This is not a critical purchase for me... I'm buying this as a backup for nice LEMOND SARTHE I just built w/full carbon-fiber CAMPY RECORD, AM 420's etc. I don't race, but ride a lot for fitness... 300+ miles p/wk. I'm not gon'a ride LEMOND in rain, so I bought this 750 to build for riding in wet conditions, trips to grocery store (eg: have to put lock on frame that always results in scratches/scuffs sooner or later) etc. etc.

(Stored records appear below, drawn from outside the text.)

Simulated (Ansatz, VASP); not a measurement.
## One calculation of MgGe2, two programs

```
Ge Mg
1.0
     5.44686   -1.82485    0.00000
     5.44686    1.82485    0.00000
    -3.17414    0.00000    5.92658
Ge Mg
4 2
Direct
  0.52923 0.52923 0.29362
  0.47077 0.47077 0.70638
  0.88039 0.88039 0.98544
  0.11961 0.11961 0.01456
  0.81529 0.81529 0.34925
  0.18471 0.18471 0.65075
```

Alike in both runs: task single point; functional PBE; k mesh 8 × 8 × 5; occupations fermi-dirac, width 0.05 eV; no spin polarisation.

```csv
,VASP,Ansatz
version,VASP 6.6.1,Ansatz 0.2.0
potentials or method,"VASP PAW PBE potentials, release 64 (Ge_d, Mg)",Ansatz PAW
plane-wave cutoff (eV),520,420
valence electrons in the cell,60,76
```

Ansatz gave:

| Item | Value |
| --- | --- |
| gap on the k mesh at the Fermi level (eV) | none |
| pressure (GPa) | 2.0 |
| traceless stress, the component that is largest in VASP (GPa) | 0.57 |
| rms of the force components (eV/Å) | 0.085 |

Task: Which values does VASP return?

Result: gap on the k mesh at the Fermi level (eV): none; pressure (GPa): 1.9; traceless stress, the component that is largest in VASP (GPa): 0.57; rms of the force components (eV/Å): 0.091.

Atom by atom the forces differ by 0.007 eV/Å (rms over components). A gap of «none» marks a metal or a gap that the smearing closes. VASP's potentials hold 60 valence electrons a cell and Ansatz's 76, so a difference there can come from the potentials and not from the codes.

Seller said this frame was CARBON. Pics showed lugs. I've seen a couple of these frames around, and bought it w/uncertain notion (eg: not investigated) that this frame had carbon tupes all around, w/lugs that may (or may not) be carbon as well. If lugs are aluminum, no biggie... I'm still happy. But if any of these tubes are aluminum, I'm not happy and will probably try and void the sale. 

The think that makes me a little nervous here... the 7th photo on EBAY page I posted above (2nd from last) shows a lug that has seatpost tube inserted, but that lug shapes directly into downtube: eg: it suggests (hope not) downtube is aluminum. That would blow it for me.

Thanks in advance for any comments.


----------



## davcruz

I just discovered I am still notified by emails of new posts to my original thread. :thumbsup: 

I did not post back up here about it, but I continued to research the frame I purchased. It is indeed a 2006 750 frame set/fork. What I learned also is that the only difference between the 900 and Pro frames sets and the 750 frame set in 2006 was the fork included. The 750 has a KHS branded fork with a steel steerer and the 900/Pro had a carbon steerer.

I have never fully found out, but I believe the frame is full carbon with AL dropouts, bottom bracket and carbon lugs. I have been to several dealers and they all say the same thing about the frame set.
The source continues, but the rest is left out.